That means the older generation can’t put every penny back into the farm either, some has to be put aside for retirement. Wealth management is as important as wealth creation, the business adviser said.
“When all is said and done, you’re going to want to have some money in your back pocket that you don’t have to drag it out of the farm and pay a bunch of tax on,” he said.
It’s a message that resonates with young farmers like Fiona Jochum, who is enrolled in an agricultural diploma program at the University of Manitoba.
“Planning is such a huge thing now, on lots of farms there are multiple generations running the operation, and it can be really difficult,” said the 19-year-old, whose family operates a 4,000-acre grain farm near St. Francois Xavier.

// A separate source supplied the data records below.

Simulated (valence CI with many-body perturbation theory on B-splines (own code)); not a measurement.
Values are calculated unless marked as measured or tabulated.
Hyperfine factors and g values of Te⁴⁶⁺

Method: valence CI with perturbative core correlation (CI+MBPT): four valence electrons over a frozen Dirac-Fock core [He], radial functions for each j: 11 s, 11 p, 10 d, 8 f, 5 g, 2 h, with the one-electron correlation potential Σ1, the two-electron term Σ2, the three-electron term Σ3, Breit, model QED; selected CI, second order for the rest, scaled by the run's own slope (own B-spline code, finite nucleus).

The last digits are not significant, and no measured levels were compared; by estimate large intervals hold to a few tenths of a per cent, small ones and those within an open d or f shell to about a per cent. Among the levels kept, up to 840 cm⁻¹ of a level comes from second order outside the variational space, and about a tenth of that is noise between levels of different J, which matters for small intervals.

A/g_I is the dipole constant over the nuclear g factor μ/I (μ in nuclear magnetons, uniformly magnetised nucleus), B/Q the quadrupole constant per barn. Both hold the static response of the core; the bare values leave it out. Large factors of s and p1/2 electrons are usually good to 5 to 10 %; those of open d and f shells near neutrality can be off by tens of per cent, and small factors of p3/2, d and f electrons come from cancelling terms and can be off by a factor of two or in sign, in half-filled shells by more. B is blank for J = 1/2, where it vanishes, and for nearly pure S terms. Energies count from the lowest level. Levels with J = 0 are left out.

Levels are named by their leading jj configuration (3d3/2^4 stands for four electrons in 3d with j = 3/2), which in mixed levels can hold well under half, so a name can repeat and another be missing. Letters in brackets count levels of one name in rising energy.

Jochum would like to finish university and then spend some time working in and exploring other aspects of the agriculture industry before returning to the family farm.
But she’s confident in her family’s succession plan.
“My dad actually went through the diploma program I am in, and as soon as he came out of the program the farm went through a whole succession plan and turned into a corporation and now he’s the manager,” she said, adding that although her grandfather has officially retired, he still enjoys helping out.
That’s something that MacLeod said is important — finding new roles for founding generations, so that succession isn’t equated with leaving the farm entirely, or worse yet, death.
“If Dad loves driving the combine, then he should keep driving the combine,” he said.
Mark Owen has been farming for three years, along with his family, on their operation near Graysville, and agrees that all generations need to be incorporated in future plans.
“I think that a lot of people kinda forget about the fairness factor for the older generation — having that respect for them is pretty important,” said the 22-year-old university student. “They built these farms.”
But fairness can be complicated, especially when there are siblings involved.
“They come back and they want their share, when it’s been you that stuck around and worked the 20-hour days to get the crop in and take it off,” MacLeod said. “You cannot be responsible for financing the buyout of your siblings, fair is not equal.”
However, that doesn’t mean siblings are cut out of the inheritance, it just means it will take more planning, more communication and possibly some outside expertise to make it work.
Owen has one brother, but he isn’t interested in returning to the farm and they already have a succession plan in place that takes that into account.
“I feel fairly confident in our succession plan that we’ve got going… it’s going really well,” he said.
The final message MacLeod left the young farmers with is that the time to start looking at succession is now.
“Your challenge is to identify the right process to get that equity over time,” he said. “And you want to do it while there is still time.”